Enterprise repo wars: GitHub vs. GitLab vs. Bitbucket

GitLab and Atlassian have GitHub in the cross-hairs among organizations seeking enterprise-grade features for their privately hosted repos

GitHub may be the first name in open source repository hosting, but when it comes to private repo hosting services with additional bells and whistles aimed at enterprises, the game is not so cut and dry.

GitHub’s rivals -- including GitLab and Atlassian Bitbucket -- have been targeting the needs of enterprises in an effort to one-up their better-known competitor among organizations seeking restricted access to their repos. All three vendors base their platforms on the Git distributed version control system. Each offers an on-premises solution for hosting repos inside your firewall -- GitHub Enterprise, GitLab, and Bitbucket Server.

And here is where the battle for the enterprise begins.

GitLab, for one, cites the enterprise as its forté, pointing to its success among organizations that prefer to host their own repos.

“We were born in the enterprise,” says GitLab CEO Sid Sijbrandij. “People that host their own server are our largest market.”

The company claims it has a larger share than GitHub when it comes to users who host their own repositories on their own servers. GitLab customers can also run GitLab software within their own cloud environments. Customers cited include companies such as Expedia, AT&T, IBM, and Nasdaq.

Atlassian’s Jens Schumacher, head of software teams, makes similar claims about his company’s Bitbucket platform.

“From a broader level, Atlassian has been focusing on professional enterprise teams really from the beginning, whereas GitHub is more focused on the open source audience,” Schumacher says.

GitLab and Atlassian both claim their respective enterprise platforms offer features above what GitHub Enterprise offers.

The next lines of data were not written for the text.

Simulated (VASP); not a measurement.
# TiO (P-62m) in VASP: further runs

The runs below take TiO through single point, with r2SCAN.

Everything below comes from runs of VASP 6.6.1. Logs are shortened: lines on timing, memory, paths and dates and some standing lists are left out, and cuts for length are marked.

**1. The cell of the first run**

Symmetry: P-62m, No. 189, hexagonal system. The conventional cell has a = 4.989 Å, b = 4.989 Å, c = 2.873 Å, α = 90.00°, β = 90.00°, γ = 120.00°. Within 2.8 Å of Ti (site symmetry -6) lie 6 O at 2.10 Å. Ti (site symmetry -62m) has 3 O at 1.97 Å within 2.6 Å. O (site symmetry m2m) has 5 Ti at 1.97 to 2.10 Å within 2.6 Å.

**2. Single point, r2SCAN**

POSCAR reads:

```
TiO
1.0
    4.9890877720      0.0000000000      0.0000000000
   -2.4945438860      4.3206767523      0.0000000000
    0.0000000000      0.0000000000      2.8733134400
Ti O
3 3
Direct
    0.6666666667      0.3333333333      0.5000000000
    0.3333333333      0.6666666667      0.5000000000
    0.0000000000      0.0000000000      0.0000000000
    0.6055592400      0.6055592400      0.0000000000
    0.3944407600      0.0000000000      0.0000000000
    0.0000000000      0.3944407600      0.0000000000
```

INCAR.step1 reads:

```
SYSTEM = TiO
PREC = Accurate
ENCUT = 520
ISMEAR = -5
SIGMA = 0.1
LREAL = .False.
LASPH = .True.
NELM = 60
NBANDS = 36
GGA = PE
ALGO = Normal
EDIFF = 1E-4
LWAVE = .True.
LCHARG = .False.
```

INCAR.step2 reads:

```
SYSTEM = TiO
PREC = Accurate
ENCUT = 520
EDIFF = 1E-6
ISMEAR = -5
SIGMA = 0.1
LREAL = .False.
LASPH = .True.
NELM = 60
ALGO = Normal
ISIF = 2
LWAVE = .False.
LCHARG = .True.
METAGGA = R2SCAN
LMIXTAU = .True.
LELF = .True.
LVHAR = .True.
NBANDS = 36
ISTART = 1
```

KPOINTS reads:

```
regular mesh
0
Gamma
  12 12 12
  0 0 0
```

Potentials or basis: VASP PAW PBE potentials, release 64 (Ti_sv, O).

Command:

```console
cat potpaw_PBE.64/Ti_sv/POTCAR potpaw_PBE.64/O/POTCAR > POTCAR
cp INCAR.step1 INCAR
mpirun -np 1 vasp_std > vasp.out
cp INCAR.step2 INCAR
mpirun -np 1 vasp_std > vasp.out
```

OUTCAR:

GitLab Enterprise Edition, which is aimed at organizations with more than 100 developers, offers five levels of authorization for access, as well as provisioning for continuous integration and delivery. GitLab also includes a chat client and planning board akin to a Kanban board. In addition, it features support for private Docker containers and a Docker registry. Future capabilities for GitLab include cycle analytics capabilities, to analyze software development stages with the intent of enabling large organizations to achieve the efficiency of small software development teams.

Atlassian cites premium Bitbucket features such as authentication and distributed teams support. Smart mirroring, in which users can create a mirror of a repo, is also offered.

In addition to Bitbucket Server, Atlassian also offers Bitbucket Data Center, which is aimed at large enterprises requiring high availability and performance at scale. The Data Center variant features a cluster of Bitbucket Server nodes.

Bitbucket Server and its cloud offerings can be extended with hundreds of add-ons, providing capabilities such as code analysis and workflow.

“The big reasons why clients or customers choose Bitbucket over GitHub Enterprise are, number one, the integration with the Altassian tool suite is pretty important to them,” Schumacher says. This suite includes Atlassian’s popular Jira project management tool.

GitHub, for its part, takes the rising competition in the enterprise space in stride.

“Our perspective is we’re building software for people regardless of where they are in the moment,” says Todd Berman, GitHub vice president of engineering.

GitHub’s work has even been an aide to its competitors, he adds. The Git Large File Storage (LFS) protocol was developed and open-sourced by GitHub, and it's now in use at Atlassian and GitLab.

In fact, GitHub does not look at GitHub Enterprise as a separate product from GitHub.com, Berman says. The enterprise product has been successful because it is the same as the open source repo site. But it offers a separate set of functionality for on-premises customers, he adds.

GitHub generates revenue via both behind-the-firewall GitHub Enterprise and private repositories hosted on GitHub.com. Additional features of GitHub Enterprise include instance permissions and support for SAML, LDAP, and the CAS single-sign-on protocol.

“GitHub makes its money off of people using GitHub for privacy,” Berman says. Adobe, for example, has 8,000 software engineers using GitHub Enterprise, according to Berman. The company claims 44 percent of the Fortune 50 uses the service.

GitHub Enterprise is packaged as a virtual machine, providing a miniature version of GitHub.com inside a firewall. It can be deployed on a public cloud. GitHub recently added project management and code review capabilities to GitHub.com. These will make their way to the next GitHub Enterprise release. Plans call for adding capabilities such as supporting larger installs and data portability between the cloud and enterprises.